I tried to read a sample on Amazon UK, but the sample only contains the title and contents pages! Idiocy.

Anyway, one reviewer had helpfully posted an excerpt, and it seems to be in past tense (except where referring to current situations etc).

As for the general trend for present tense, it doesn't impress me either, and if I'm reading present it has to actually bring something to the book (i.e. not simply feel like a tense swap from past). I think a belief has grown up, maybe from its use in YA, that present tense is automatically more immediate than past, which I don't find to be the case at all. That said, I have come across books where I've felt it has worked well (and I've used it myself in writing).

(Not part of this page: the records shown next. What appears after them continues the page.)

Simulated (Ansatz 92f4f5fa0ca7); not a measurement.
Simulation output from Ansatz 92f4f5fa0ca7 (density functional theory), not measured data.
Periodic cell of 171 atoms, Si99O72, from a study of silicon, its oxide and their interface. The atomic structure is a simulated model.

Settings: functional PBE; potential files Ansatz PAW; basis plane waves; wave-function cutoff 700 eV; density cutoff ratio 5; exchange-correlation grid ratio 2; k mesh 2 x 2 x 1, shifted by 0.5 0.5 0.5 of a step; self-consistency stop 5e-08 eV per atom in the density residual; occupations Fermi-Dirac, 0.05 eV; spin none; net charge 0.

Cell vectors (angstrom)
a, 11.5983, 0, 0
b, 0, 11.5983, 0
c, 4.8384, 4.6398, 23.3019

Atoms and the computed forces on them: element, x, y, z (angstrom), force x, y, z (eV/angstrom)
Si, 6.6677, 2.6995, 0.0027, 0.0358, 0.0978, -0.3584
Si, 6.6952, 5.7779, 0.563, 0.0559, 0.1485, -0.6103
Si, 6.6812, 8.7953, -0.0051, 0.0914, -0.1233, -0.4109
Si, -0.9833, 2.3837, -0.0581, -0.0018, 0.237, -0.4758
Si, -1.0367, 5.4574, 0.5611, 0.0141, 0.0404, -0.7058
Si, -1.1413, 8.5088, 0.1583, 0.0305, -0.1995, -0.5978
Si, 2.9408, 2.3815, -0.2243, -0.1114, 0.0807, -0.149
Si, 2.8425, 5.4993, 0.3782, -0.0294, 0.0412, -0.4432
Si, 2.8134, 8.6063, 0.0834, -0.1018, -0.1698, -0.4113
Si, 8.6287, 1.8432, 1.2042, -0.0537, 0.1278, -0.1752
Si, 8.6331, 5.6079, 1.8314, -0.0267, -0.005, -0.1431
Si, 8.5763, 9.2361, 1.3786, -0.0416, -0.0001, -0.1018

the omission of quotation marks (the latter derived from Cormac McCarthy?)
I'm willing to give C McC a pass, as (based on All the Pretty Horses, the only book of his I've read) his writing derives some of its power from its lack of ease, and the absence of quotation marks adds to that and becomes part of it.
 
This seems to be s literary fiction, rather than a genre fiction issue?
I don't know. My guess is that the present tense fad began with literary fiction but will spread to genre. In fact I think it has shown up in crime fiction already. Wasn't it used sometimes in New Wave sf?
 
My guess is that the present tense fad began with literary fiction but will spread to genre.
I think it was the other way round. As a fad it really started with The Hunger Games (2008), and was then copied by other YA writers, to the point that it is now rare for YA to not use it, and it has become fairly common in adult fantasy. It probably spread to lit fic from genre (in that the overall reading public's greater familiarity with it gave writers/publishers more leeway to use it). Prior to Hunger Games, there were examples in lit fic but it wasn't common. I remember reading David Mitchell's Number9Dream when it came out (2001) and it being the first novel-length example I'd encountered (I think).
 
My current WIP is first person present tense.
It is strange because initially, maybe the first 30 pages, it was hard work to write. Now 2/3 through, it is completely automatic and is no trouble at all to keep in line. ( I do however have normal punctuation. )
 
My impression is that present tense started before Hunger Games, and in literary fiction. I think Stewart O'Nan's A Prayer for the Dying was second person present tense, which aggravated me, but the story was good enough to keep me reading. As for no quotation marks, doesn't that derive from James Joyce (maybe by way of Laurence Sterne?)?
 
My impression is that present tense started before Hunger Games, and in literary fiction.
Do you mean already gaining ground as a fashion? There were always scattered examples, sure, but I'd be interested to know if it was noticeably increasing in popularity before HG and the YA boom.
 
Whatever other discussion we want to have about this, would someone be able to answer this question? I was interested in John Lewis-Stempl's book Nightwalking, but my library says the only US library that loans it charges $15, so I might as well buy it. But if it's one more book written in present tense, I fear I would open it and experience a sinking feeling... So has anyone read it?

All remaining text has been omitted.